Let’s hope so, anyway. I caught a wicked cold halfway through the con and it’s still messing with me. Don’t sleep with your head too close to the AC, kids.
Series Archer Delayed
I don’t know if any of the rest of you remember back when AEG put up this enigmatic web teaser for a spies-and-conspiracies game called Series Archer… anyway, I talked briefly with John Zinser at the con and he says the Warlord CCG is doing so well that they’re putting off Series Archer until November or March 2002, so it can get the attention it deserves. He also disabused me of my notion, and God only knows where I got the idea, that Series Archer is a card game – it’s actually a fast-playing RPG.

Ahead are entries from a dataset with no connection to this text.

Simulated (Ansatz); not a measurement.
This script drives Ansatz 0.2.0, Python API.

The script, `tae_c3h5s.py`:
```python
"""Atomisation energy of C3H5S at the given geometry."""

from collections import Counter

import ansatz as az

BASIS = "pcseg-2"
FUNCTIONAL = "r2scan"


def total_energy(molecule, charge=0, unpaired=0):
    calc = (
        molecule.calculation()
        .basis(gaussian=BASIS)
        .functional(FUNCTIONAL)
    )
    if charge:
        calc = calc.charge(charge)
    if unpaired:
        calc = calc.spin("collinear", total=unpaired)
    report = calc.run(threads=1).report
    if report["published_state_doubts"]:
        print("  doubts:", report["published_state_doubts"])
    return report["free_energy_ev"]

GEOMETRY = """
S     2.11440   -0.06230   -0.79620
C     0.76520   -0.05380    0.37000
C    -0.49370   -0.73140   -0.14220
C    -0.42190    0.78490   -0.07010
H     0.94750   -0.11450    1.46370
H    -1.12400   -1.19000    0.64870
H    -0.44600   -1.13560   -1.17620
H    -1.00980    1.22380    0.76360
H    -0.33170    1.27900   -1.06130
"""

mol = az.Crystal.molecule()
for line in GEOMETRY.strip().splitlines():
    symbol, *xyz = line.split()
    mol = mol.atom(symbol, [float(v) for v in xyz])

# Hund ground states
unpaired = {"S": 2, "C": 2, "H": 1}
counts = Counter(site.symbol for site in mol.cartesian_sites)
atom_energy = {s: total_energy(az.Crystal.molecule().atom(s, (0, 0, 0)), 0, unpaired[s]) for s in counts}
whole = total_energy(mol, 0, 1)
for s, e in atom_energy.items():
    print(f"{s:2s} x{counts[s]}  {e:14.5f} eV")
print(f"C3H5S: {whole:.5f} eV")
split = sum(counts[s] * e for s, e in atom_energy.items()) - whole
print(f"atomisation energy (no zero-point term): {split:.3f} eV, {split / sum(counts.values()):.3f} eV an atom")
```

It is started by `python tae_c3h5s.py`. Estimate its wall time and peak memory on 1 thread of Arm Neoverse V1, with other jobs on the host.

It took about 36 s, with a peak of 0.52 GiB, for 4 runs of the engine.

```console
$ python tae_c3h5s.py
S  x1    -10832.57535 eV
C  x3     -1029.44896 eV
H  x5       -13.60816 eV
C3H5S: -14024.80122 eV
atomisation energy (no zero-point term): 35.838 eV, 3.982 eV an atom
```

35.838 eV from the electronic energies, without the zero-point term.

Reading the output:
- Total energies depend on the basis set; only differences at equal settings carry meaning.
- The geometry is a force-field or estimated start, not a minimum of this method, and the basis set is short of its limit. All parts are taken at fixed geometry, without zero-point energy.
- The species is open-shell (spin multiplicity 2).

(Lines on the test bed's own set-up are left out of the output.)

SnarfQuest: The Card Game First Look
The Agents of Gaming folks have done quite a job packaging this game. Every $10 deck comes with a Snarf lead, or one of the other characters – a different lead to match each different card-border color. The deck is the same in every color, but each player can own a different color deck for when you collaboratively construct the play deck. That’s right, it’s a one-big-deck game, but everybody can have their own say as to what goes in. The stone soup theory. The basic rules reminded Allan a little of the Tomb Raider CCG, which I haven’t seen. The leads are part of the game, as the cards form a storyline and Snarf moves around on it. Cards never go into your hand, but instead go into the storyline, and you control Snarf on your turn, trying to claim the good cards for yourself and send clunkers to your enemy. Cards can block your movement in the storyline until someone activates them, some of them have global effects… ultimately, you’re trying to score the most Treasure cards. We definitely look forward to playing this one, although our Elmore-signed cards may be going into cold storage with Allan’s old issues of Dragon if he has anything to say about it.
Lemmings: The Migration Playtest
Before leaving the con, I actually managed to play one of the umpteen little card games I picked up, and it was this Cheapass-style joint from d20ers Vengeance Games that got the treatment. We played with the full allotment of six players, trying to be the last one in the game with any surviving lemmings. Some of the cards are very, very funny, but on the whole it felt a little bit soulless and random. To begin, I just kind of picked somebody to poke first, and then it was poke-poke-poke-poke-poke until somebody won. If you don’t have the cards in your hand to deal with a given problem, you’re pretty much screwed. So, lots and lots of luck in the game and not much skill. “Deep” is definitely not the word I’d use to describe this game, but when all is said and done, I’d probably play it again. It’s only five bucks, so if the thought of rescuing a few stampeding lemmings with an overzealous crossing guard appeals to you, this is your kind of cheap thrill.